Faculty Member Joins Global Team Studying Democratic Governance
Wednesday, October 9, 2024
The School of Diplomacy and International Relations announced that Professor Benjamin Goldfrank, Ph.D, is a collaborator on an international research project funded through a grant from the esteemed Trans-Atlantic Platform, in coordination with the National Science Foundation.
T-AP facilitates interdisciplinary collaboration through national and regional research agencies in the social sciences and humanities.
Professor Goldfrank has been affiliated with the School of Diplomacy and International Relations faculty since 2007. His research interests focus on the comparative analysis of Latin American politics and experiments in participatory democracy at the local and national levels.
As part of the PAR-CITY initiative, Goldfrank will investigate how cities around the world are reshaping democratic governance through Urban Participatory Innovations (UPIs). Led by Sam Halvorsen, Ph.D., from Queen Mary, University of London, PAR-CITY brings together 25 researchers from 21 universities across seven major cities: Buenos Aires, Cape Town, Lyon, New York, São Paulo, Toronto and Warsaw. T-AP has granted approximately US $1.4 million in funding for the three-year project through seven different research agencies. Six Co-PIs with different academic backgrounds will conduct the project in each country.
This interdisciplinary network will investigate how these cities react to the most pressing democratic issues of our time. The project has three main objectives; Address the empirical significance of cities in responding to the global challenges of Democracy, Governance and Trust (DGT); Explore the role of digital media, tools and technologies in either eroding or strengthening DGT in large cities; Advance concepts, models and theories of DGT through the central notion of UPIs.
Principal investigator Stephanie McNulty, Ph.D., of Franklin and Marshall College, will be heading the New York City team, which includes Professor Goldfrank along with Gianpaolo Baiocchi, Ph.D., from New York University’s Urban Democracy Lab, and Celina Su, Ph.D., from the City University of New York's Gittell Collective.
With support from the National Science Foundation, this team will coordinate efforts to do research on New York's participatory institutions such as community boards, PBNYC, The People's Money and The People's Plan, a grassroots initiative.

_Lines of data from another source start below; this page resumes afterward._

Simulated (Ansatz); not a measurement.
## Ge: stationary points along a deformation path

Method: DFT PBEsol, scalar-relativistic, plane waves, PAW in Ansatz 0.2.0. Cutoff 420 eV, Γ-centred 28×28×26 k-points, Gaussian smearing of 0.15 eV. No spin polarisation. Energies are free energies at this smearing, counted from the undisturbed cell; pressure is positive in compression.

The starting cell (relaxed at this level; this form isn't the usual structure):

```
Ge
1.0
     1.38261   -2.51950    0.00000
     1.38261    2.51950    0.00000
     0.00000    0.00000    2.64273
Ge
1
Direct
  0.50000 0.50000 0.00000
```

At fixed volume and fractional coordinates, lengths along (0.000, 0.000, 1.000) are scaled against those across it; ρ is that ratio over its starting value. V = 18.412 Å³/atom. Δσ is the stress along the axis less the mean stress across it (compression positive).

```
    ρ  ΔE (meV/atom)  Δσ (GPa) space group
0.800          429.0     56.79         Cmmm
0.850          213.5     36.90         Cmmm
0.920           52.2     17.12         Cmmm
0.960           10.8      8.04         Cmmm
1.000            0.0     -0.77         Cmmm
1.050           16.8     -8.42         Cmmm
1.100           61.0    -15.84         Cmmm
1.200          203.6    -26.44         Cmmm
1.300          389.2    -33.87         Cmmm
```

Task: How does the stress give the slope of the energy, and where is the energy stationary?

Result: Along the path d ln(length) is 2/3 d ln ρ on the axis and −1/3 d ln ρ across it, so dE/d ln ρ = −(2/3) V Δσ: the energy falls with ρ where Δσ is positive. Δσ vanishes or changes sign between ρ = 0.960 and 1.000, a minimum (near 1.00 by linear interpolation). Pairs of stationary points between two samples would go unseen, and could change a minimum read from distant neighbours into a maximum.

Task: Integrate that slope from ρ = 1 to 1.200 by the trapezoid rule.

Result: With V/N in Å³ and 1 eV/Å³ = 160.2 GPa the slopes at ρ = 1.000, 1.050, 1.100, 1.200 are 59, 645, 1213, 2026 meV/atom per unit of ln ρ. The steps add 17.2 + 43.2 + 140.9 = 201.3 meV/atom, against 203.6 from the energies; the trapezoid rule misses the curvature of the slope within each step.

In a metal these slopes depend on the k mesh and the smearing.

Professor Goldfrank, who has been researching participatory institutions for the past two decades said recently: "I am delighted to be a part of the New York City team with scholars I have known for many years and to join this larger network of researchers in Africa, the Americas and Europe. We are all excited about exploring how cities on both sides of the Atlantic have been experimenting with new participatory institutions in the face of daunting challenges, from corruption scandals and erosion of citizen trust to environmental crises and sudden influxes of immigrants. This network will allow us to better understand the possibilities for strengthening democratic governance in different contexts."
Through the project, the PAR-CITY network will continue contributing to the rich literature by producing a co-authored book, multiple journal articles, as well as a digital platform to disseminate their findings globally.